Auto Giants Setting Up Shop in Israel

YERUSHALAYIM -
Eli Groner, director general at the Prime Minister’s Office. (Yossi Zeliger/Flash90)

Volkswagen and Hyundai have announced plans to set up shop in Israel for the development of their smart car technologies, The Times of Israel reported.

“We are very serious about creating a campus in Tel Aviv,” said Peter Harris, chief customer officer of Volkswagen Group, at a conference in Tel Aviv on Tuesday. “There is no doubt we need to be here.”

The Israeli center will become part of its global network 39 Centers of Competence and IT labs located in Europe, North America and Asia, all aimed at growing VW from a hardware company into a software and services firm, Harris said.

Youngcho Chi, chief innovation officer of Strategy and Technology at Hyundai Motors Group, said that the giant South Korean carmaker is in the process of “setting up an innovation hub that is expected to be launched in the early part of next year.”

Key points of interest will be artificial intelligence (AI), robotics, energy and smart city technologies, Chi said.

“We like to work with the most innovative and creative minds to change mobility, and that is why I am in Israel,” he said. “We want to partner with Israel in shaping the future of mobility.”

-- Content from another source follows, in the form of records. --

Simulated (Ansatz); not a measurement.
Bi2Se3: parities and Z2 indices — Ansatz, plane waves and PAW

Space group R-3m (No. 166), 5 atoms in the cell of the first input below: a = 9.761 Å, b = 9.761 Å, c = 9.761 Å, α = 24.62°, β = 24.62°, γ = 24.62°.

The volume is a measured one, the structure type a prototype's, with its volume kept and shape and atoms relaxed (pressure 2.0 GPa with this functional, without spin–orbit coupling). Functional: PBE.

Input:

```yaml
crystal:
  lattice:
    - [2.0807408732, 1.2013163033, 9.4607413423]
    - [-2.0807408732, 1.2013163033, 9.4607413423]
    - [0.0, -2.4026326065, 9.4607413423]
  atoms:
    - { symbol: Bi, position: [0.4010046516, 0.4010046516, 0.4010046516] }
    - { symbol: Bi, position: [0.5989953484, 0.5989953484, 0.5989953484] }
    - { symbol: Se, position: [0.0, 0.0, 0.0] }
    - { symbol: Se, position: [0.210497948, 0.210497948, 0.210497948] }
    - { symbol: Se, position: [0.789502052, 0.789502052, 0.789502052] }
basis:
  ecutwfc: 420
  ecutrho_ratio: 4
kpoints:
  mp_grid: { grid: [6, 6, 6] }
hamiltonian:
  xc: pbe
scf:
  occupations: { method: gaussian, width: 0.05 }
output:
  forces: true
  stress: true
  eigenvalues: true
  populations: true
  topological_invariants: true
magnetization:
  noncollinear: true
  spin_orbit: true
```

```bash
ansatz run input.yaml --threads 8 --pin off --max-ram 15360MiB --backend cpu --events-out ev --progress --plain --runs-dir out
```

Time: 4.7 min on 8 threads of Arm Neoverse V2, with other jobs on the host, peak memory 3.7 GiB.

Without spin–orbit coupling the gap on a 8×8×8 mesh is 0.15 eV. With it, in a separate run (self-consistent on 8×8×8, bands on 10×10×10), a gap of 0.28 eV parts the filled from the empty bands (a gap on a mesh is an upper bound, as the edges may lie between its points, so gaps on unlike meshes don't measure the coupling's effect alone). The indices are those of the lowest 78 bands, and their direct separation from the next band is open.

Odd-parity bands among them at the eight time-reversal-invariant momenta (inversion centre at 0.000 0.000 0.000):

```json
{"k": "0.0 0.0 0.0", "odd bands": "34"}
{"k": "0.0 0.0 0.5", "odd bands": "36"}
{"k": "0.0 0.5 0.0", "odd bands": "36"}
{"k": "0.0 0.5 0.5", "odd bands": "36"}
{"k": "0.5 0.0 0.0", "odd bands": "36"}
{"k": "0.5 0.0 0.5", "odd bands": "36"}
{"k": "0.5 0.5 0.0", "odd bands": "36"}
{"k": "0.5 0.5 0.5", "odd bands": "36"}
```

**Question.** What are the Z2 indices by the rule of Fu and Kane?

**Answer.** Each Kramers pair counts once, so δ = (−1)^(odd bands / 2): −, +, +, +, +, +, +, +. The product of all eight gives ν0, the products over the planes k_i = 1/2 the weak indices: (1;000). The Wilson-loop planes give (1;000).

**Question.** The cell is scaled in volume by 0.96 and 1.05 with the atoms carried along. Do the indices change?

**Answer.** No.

The Hyundai and VW executives attended the Fuel Choices and Smart Mobility Summit being held in Tel Aviv on Tuesday and Wednesday. Approximately 2,000 people participated from more than 30 countries.

Intel’s landmark acquisition of Israel-based Mobileye in March lifted Israel to the forefront of the burgeoning autonomous car and auto-tech industry.

Eli Groner, the director general at the Prime Minister’s Office, who is also leading the nation’s National Intelligent Mobility Initiative, says that Israel is positioning itself for a key role in the new field, even though it has no auto industry of its own.

Israel now has the chance “to be big in the auto industry,” Groner said at a briefing with journalists at the conference.

“Right now, we get 20 percent of global private investment in cyber (security technologies),” Groner said. “From a global perspective, the intelligent mobility industry is much bigger than cybersecurity. We don’t need to get 20 percent of the global private investment for this to have a huge impact on our economy.”

Israel is doing its utmost in terms of tax environment and education to ensure that “we will be a hub for global innovation in this space.”